In Partnership with Promtur Panama
April 2026
From Panama City’s bustling food scene to the coastal rhythms of Colon and Portobelo, chef Isaac Villaverde explores the Afro‑Panamanian flavors that define the country’s contemporary cuisine.
Panama’s food tells the story of movement: people crossing oceans, ingredients travelling across borders, and traditions settling into something distinctively Panamanian. In Panama City, that story comes into focus fast.
“It’s a very Caribbean city,” says local chef Isaac Villaverde. You hear it in the music, he says, and taste it in dishes shaped by Afro-Panamanian tradition, Caribbean seafood, and West Indian spices.
Beyond the capital, the country’s flavors shift again in the highlands, on the islands, and along the Caribbean coast. Each region puts a slightly different spin on Panamanian cuisine, contributing to the country’s always-evolving food scene.

Big flavor in the city
Since founding La Tapa del Coco, Villaverde has continued to promote and share Afro-Panamanian traditions, culinary and otherwise. He grew up working in his family’s restaurant in Panama City, serving the food his grandmother cooked: fried fish and twice-fried smashed green plantains known as patacones. When the restaurant closed at midnight, he would go home and nap before waking up at four in the morning to go to the Mercado de Mariscos (fish market) with his father.
Mercado de Mariscos sits on the edge of the Pacific. While there, expect to smell salt on the ocean breeze and hear porters shouting “¡Cuidado!”—Spanish for “watch out”—as they push hauls of snapper from boats to ice-filled tables.
“We have some of the best tuna in the world,” Villaverde says, adding sea bass, red snapper, mahi mahi, and swordfish to the list of fresh catches often found on the table. One of his favorite preparations in Panama is whole fried fish marinated in what he calls the holy trinity of Panamanian cuisine: parsley, spring onion, and culantro, the jagged-edged relative of cilantro.
Outside the market itself, vendors sell Panamanian-style ceviche in plastic cups filled with ice-cold chunks of corvina. Vendors marinate the fish overnight—longer than in other versions of the dish in the region—and “cook” it in lime juice.
Around the market, you might spot small, sweet Caribbean lobsters sloshing around in buckets that are destined for lunch plates in nearby Casco Antiguo. The historic neighborhood offers a sharp contrast to the market’s bustle: sleek restaurants spill into cobblestone streets lined with palm trees and bougainvillea, while rooftop bars offer bird’s-eye views over plazas and churches. In the old quarter, the flavors found at the market—ceviche, whole fish, fried plantains, and other familiar staples—reappear in both family-run fondas serving classic dishes, and in chef-driven restaurants creating new interpretations.
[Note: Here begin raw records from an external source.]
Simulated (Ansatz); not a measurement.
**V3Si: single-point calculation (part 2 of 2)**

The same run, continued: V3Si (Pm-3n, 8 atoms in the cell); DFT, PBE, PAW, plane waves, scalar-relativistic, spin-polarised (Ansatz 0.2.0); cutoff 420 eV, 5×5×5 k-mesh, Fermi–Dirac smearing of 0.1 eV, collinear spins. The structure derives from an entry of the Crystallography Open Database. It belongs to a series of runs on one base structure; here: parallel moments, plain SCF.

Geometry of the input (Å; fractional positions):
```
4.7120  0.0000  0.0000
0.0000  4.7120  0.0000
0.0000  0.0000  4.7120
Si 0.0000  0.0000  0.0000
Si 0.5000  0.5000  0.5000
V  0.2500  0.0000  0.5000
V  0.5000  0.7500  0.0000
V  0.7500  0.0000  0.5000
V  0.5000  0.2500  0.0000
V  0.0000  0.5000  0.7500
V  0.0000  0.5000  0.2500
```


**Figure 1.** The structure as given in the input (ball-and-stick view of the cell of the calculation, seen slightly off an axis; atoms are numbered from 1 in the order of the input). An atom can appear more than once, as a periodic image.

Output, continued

Dancers don polleras while on the balconies of Casco Antiguo.

Citrusy fresh seafood crowned with golden fritters and bright herbs.
The architecture mixes Spanish, French, and early American styles, with grand balconies and lush plants that bring the nearby jungle into the city.
To explore the breadth of Panama City’s food culture in one area, Villaverde recommends heading to San Francisco. The neighborhood is dense with restaurants that cover the range of Panama City’s many influences from Italian, Chinese, Spanish, Peruvian, Greek, and Afro-Caribbean communities.
That range also reaches Panama City’s most polished dining rooms. In the capital’s chef-driven restaurants, local seafood, tropical produce, and the country’s layered cultural influences are reworked without losing sight of the flavors that define Panamanian cooking. Restaurants like Maito, which ranked No. 18 on Latin America’s 50 Best Restaurants 2025, have helped position the city as a place where a market fish lunch and a serious multi-course dinner can feel part of the same story. Other notable tables, including Caleta, UMI, Cantina del Tigre and Fonda Lo Que Hay, have upscale ceviche-driven menus and contemporary takes on the traditional fonda format.
Villaverde’s culinary focus is on preserving Afro-Panamanian foods, many of which are now found across the country. Like Villaverde himself, many of the dishes have Caribbean roots—and are best tasted in the neighborhood where he grew up, Rio Abajo. The area is heavily influenced by Jamaican immigrants, and that has shaped the food, like saus (pickled pigs’ feet with plenty of scotch bonnet peppers) and Panamanian patties. Though Jamaica’s beef-filled golden patties have more worldwide fame, Villaverde is adamant: “These are Latino patties. You can taste the Latino side of it.” The patties from Jamaica and Panama share elements like coriander, turmeric, and flaky dough, but the Panamanian versions include garlic and culantro that give them a distinct character. “This is connected to Jamaica,” says Villaverde. “But it is something new.”
Taste the coast
Afro-Panamanian cooking traditions are most clear on Panama’s Caribbean side. In Colon and Portobelo, coconut, spice, seafood, and slow-cooked soups tell a story that reaches beyond any one town and into the broader scope of Panama’s food culture.
Many people come to Colon, Panama’s second-largest city, for its duty-free shopping at the edge of the canal. Villaverde recommends following the long, narrow streets to the city center, where you can browse the public food market to find Chinese, Afro-Panamanian, and more influences.
Fresh fruit is a cornerstone of the market. “Ask what fruit is in season,” Villaverde says. “When we’re not in pineapple season, we’re in mango season. When we’re not in mango season, it’s watermelon season.” For lunch, even on the hottest days, he suggests an Afro-Panamanian soup popular in Colon that is centered on either lentils, split peas or red kidney beans. Pig tail and starchy root vegetables like yam and cassava fill out the rest of the dish.
Portobelo, which translates to “beautiful port,” is an hour east along the coast. Many visitors come to see the Black Christ statue from 1814 and the brick and coral stone UNESCO World Heritage forts from the 17th and 18th centuries. Portobelo is one of Panama’s best-known centers of Congo culture that is rooted across Colon province. That influence shows up in the town’s galleries, craft workshops, music, clothing, and, of course, food.
Moving west from Colon to Bocas del Toro, Panama’s Caribbean culinary influences are more heavily influenced by Afro-Antillean traditions shaped by the easy abundance of seafood, coconut, and spice. Rondón, the coconut-rich fish stew popular in Jamaica, joins one pot, Johnny cake, and pan bon on the list of dishes you will find in this part of the country.
The Caribbean flavors on this stretch of the coast travel back to Panama City kitchens, across restaurant menus, and into dishes that now read as unmistakably Panamanian.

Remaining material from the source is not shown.